Before the Court are not the merits of the underlying breach-of-contract dispute, but the antecedent questions of whether the Court has subject-matter jurisdiction over these four consolidated actions and, if not, whether Plaintiff should be granted leave to amend the complaints to cure any jurisdictional defects. These issues largely turn on whether the Plaintiff in each action before the Court is the trustee of the trust created to securitize residential mortgage loans, as Plaintiff argues, or the trust itself, as suggested by the caption of each Complaint. For the reasons that follow, the Court GRANTS Plaintiff's request for leave to amend the Complaint to unequivocally name the Trustee as Plaintiff.
I. Background
The underlying allegations of these lawsuits are mostly irrelevant to resolving the question of subject-matter jurisdiction, and therefore are recounted only in general terms. According to the allegations in the Complaint, Defendant sponsored the securitization of residential mortgage loans, and sold them to an entity called Ace Securities Corp. so that they could ultimately be deposited into the Trust. Compl. ¶ 38. The initial sale of the loans took place pursuant to a Mortgage Loan Purchase Agreement, which was then incorporated into a Pooling and Servicing Agreement that created the Trust. Compl. ¶¶ 10 & n.4, 21. The Mortgage Loan Purchase Agreement made warranties and representations concerning the characteristics, quality, and risk profile of the underlying mortgage loans, which Plaintiff alleges Defendant breached, and failed to either cure the breach or repurchase the loans, as the agreement required. Compl. ¶¶ 41, 46, 50, 56-66, 77-84.
Because the complaints in the four consolidated cases do not differ in any material respects on these points, for ease of reference the Court will cite to the Complaint in the lead case, No. 13-cv-1869 (AJN).
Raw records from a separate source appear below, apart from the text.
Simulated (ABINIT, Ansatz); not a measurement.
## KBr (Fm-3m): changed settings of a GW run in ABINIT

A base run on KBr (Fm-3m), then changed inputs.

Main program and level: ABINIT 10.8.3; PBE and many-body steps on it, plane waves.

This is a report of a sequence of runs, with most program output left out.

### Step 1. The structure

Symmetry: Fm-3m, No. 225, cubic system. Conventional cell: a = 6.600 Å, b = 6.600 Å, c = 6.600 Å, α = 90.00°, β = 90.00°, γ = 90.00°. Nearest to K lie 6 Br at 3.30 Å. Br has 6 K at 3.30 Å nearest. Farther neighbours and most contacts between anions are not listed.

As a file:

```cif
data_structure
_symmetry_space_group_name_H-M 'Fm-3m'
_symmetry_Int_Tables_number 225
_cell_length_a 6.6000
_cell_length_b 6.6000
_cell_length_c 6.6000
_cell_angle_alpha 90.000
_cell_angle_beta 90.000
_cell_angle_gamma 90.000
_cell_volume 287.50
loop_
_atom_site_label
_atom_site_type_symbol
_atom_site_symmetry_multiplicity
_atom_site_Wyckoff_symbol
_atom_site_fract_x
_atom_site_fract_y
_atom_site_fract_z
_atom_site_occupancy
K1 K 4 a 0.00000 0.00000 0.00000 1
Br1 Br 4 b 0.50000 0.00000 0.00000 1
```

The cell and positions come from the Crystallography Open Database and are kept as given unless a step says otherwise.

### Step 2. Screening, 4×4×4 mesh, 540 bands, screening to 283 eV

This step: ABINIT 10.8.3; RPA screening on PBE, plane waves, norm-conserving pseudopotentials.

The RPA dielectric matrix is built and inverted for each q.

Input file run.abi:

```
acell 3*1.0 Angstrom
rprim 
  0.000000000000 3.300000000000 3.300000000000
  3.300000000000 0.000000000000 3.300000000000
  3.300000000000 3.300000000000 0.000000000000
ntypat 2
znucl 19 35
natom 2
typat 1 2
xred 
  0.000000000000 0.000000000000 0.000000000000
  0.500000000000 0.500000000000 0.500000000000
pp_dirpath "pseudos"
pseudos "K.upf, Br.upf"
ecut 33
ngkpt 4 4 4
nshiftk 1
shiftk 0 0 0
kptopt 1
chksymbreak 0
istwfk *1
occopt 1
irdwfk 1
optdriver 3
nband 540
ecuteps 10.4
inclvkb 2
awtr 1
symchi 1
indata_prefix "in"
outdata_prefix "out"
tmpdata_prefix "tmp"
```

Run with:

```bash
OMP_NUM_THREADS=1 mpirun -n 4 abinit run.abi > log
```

The Complaint was filed on March 20, 2013. Its caption identified the Plaintiff as "ACE SECURITIES CORP. HOME EQUITY LOAN TRUST, SERIES 2007-HE3 by HSBC BANK USA, NATIONAL ASSOCIATION, in its capacity as Trustee." The introductory paragraph of the Complaint goes on to state:
The captions of the complaints in the three consolidated cases differ only in their identification of the specific Trust at issue: Series 2007-WM2 (No. 13-cv-2053); Series 2007 HE-4 (No. 13-cv-2828); and Series 2007 HE-5 (No. 13-cv-3687). The complaints in those actions were filed on March 27, 2013; April 29, 2013; and May 31, 2013, respectively.
Plaintiff ACE Securities Corp. Home Equity Loan Trust, Series 2007-HE3 (the "Trust"), by and through HSBC Bank USA, National Association, in its capacity as trustee (the "Trustee"), and its attorneys, Holwell Shuster & Goldberg, and at the direction of certain holders of residential mortgage backed securities issued by the Trust, as and for its Complaint against DB Structures Products, Inc. ("DBSP" or the "Defendant"), states and alleges as follows[.]Not long after discovery began in this action, Plaintiff advised the Court of the opinion in Nomura Asset Acceptance Corp. Alternative Loan Trust, Series 2007-1 ex rel. HSBC Bank USA, N.A. v. Nomura Credit & Capital, Inc., 27 F. Supp. 3d 487 (S.D.N.Y. 2014) (Oetken, J.). See Dkt. No. 49. In an action almost identical to the one before the Court, Nomura held that when a trust sues in its own name, its citizenship for diversity purposes is determined by the citizenship of the beneficiaries of the trust, at least in part. Id. at 492. The court contrasted this with a suit brought in the name of the trustees, wherein the citizenship of the trustees controls so long as the trustee is more than a "sham" with no real power to control the litigation or the trust's property. Id. The court then looked at facial indicators of the identity of the Plaintiff, such as the caption, to determine that the trust was the plaintiff, rather than the trustees, and because at least one beneficiary of the trust had the same citizenship as the defendant, the court dismissed the case for lack of subject matter jurisdiction. Id. at 493.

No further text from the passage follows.